MFS Investment Management argues active management can consistently deliver alpha; Mark Hebner says investors would be better off seeking beta. Ronald Surz says investors need not wait decades to determine statistically significant alpha; he offers “microwave alpha,” a quick way to measure manager skill. Jack Waymire gives five reasons why mobile-optimized websites are no longer a luxury for financial advisors. To frightened investors who sense something bad is due after a seven-year bull market and amidst a wobbly economy, MFS Investment Management’s commercials touting a “significant advantage to active management” may be striking just the right chord. These investment pros are working to reduce “downside volatility” and to “consistently deliver alpha,” says the investment firm’s one-and-a-half-minute commercial on the power of active management. But of course, not everybody’s having it. RIA Mark Hebner, a proponent of indexing, applies statistical tests to MFS’ fund lineup and suggests just one out of 87 funds has any alpha to offer (and even that one could be a fluke, Hebner further argues). He concludes that investors would be better served seeking beta. Hebner has previously argued that it could take something like a century to evaluate investment skill in a statistically significant way. Comes along SA contributor Ronald Surz, an innovative thinker, and proposes a method to deliver statistical significance in years rather than decades: “microwave alpha,” he calls it . This quick-cooking alpha is achieved through portfolio simulations: “The breakthrough determines statistically significant success in the cross-section rather than across time… A portfolio simulator creates all the portfolios the manager might have held, selecting stocks from a custom benchmark – thousands of portfolios… To state an extreme example, a return of, say, 1000% is significant, and you don’t have to wait 50 years to declare it significant.” With no further ado, we’ve got many other advisor-relevant stories to start your week with: Your comments on any of the above are, as always, most welcome below.

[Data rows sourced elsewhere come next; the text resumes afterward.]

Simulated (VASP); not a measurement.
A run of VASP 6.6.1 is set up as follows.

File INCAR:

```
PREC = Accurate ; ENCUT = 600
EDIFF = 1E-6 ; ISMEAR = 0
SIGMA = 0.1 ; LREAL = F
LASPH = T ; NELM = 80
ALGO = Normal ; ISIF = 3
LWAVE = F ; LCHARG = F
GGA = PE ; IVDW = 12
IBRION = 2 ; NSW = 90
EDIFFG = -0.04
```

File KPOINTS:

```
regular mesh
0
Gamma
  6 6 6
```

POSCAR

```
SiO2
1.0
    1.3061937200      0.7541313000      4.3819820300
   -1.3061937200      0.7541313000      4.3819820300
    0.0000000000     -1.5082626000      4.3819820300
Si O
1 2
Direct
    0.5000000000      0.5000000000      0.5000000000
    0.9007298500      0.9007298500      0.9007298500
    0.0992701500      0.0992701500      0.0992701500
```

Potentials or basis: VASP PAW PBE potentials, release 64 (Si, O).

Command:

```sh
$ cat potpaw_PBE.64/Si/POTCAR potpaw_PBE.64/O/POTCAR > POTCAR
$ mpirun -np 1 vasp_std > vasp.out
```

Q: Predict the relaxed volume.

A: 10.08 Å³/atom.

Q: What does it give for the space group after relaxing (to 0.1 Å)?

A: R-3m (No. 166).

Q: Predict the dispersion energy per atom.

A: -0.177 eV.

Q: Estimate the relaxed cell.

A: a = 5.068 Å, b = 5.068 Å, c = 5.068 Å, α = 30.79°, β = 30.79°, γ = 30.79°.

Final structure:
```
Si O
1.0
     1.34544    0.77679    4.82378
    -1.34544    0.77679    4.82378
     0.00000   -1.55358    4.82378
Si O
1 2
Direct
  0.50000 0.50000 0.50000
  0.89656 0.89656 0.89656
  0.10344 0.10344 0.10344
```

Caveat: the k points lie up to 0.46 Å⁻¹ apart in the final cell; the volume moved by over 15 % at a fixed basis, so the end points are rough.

Google Worries Mount Over EU Antitrust Fine, Oracle Case Outcome

The European Commission may hit Alphabet ‘s ( GOOGL ) Google with a $3.4 billion fine as early as June on grounds that the U.S. Internet giant favors its own shopping service in Internet searches. The European Union’s biggest antitrust fine to date was $1.45 billion, against chipmaker Intel ( INTC ) in 2009. The EU in 2013 also fined Microsoft ( MSFT ) $730 million for failing to respect an antitrust settlement with regulators. The most Google could be fined would be 10% of annual revenue under EU law, which would be roughly double the $3.4 billion fine. Google posted revenue near $75 billion in 2015 and reported $75.3 billion in cash, cash equivalents and marketable securities in its Q1 earnings release. The Sunday Telegraph first reported the antitrust fine. Google has not commented. The EU’s European Commission (EC) regulators in recent years have investigated other U.S. companies — including Amazon.com ( AMZN ), Facebook ( FB ) and Apple ( AAPL ) — over antitrust and privacy issues. If the EU fines Google, it would put U.S. regulators in the spotlight. The Federal Trade Commission in 2013 ended an investigation into whether Google abused its dominance in the Internet search market without bringing charges. The EU has opened up a separate probe involving Google’s Android smartphone software. Meanwhile, a copyright infringement case involving Oracle ( ORCL ) and Google is heading into its second week. Oracle claims Google violated its copyright on parts of the Java programming language when it created the Android mobile operating system, now used in mobile phones worldwide. Oracle is seeking $8.8 billion in damages. “If the EC does issue the ruling, Google is required to comply with the nondiscrimination ruling even while pursuing a possible court appeal, which could take three to five years,” said Paul Gallant, an analyst at Guggenheim Partners, in a research report. “This is not well understood by investors. “In addition, if Google refuses to comply — or if its revisions are deemed inadequate — it can be subject to an ongoing noncompliance fine  of up to 5% of its global annual revenues, pro-rated daily.” Alphabet stock was flat in early trading, near 724. Alphabet stock broke out of a cup-with-handle base at a 777.41 buy point on April 14, but it is now near the 7% to 8% decline where selling shares is recommended.